Nairobi — The National Police Service has now digitized its services in measures aimed at increasing efficiency and effectiveness in service delivery.
The move follows the digitization of services at the Judiciar, the Director of Public Prosecutions and several other government agencies.
"There is no turning back on this. It is going to work, it's simple as that," said Fred Matiangi, Kenya's Interior Cabinet Secretary.
Matiangi spoke at BuruBuru Police Station in the capital Nairobi where he was accompanied by his counterpart from the Information and Communications Technology (ICT) docket, Joe Mucheru and several other senior government officials.
The officials had gathered at the station to launch the digitization process, starting with the Occurance Book (OB), where all incidents and complaints are recorded.
With the new system, Matiangi said the government hopes to weed out corruption because all complaints filed by members of the public must be followed, with real-time progress tracked by the seniors.
Complainants will be receiving their OB Number through a Short Message Service.
"It is the basis on which we are going to follow on promotions especially with the General Duty officers," Matiangi said.
Police stations have been filing records and all complaints manually.
"We must now manage this openly and as we said, even as we do this, we must show people what we are doing," the Interior CS said, lauding the ICT Ministry for the progress made in digitizing most of the operations in the government.
Police officers have been given 18 months to navigate through the new system.
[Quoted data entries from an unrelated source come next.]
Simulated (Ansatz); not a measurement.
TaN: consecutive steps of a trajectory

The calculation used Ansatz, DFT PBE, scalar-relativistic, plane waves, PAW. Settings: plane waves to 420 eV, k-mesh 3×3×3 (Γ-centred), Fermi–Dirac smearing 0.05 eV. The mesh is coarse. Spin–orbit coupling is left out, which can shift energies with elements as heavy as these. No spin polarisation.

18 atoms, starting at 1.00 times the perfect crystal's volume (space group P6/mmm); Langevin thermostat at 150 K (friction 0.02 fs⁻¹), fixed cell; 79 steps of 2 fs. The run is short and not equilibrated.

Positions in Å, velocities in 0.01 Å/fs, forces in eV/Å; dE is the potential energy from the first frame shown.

Inspector-General of Police Hillary Mutyambai said the web-based system has been installed in all police stations in Nairobi, with officers provided with more than 10,000 iPads.
"The pilot project has been successful in Nairobi," he said. "This is a great milestone for the National Police Service because we are the first [police] institution to use digital Occurrence Books."
Officials said the new system will get real-time data on the trends of crime in the country, following the automation of processes.
The automation covers five areas which include Automation of Police Administration. With this, all police officers are registered, Automation of Police Investigations which covers forensic, integration of data, and crime analysis.
It will also see the digitization of the Occurrence Book.
According to the system developer Prof Theuri Mutahi, only registered officers can access the system, in a tightly guarded process that will guard against infiltrated.
He said the system is Web-based, meaning data will be saved in servers and can be retrieved upon need and will also generate reports for all officers in their specific areas of jurisdiction.
Director of Public Prosecutions Noordin Haji has welcomed the move, saying it will enhance service delivery.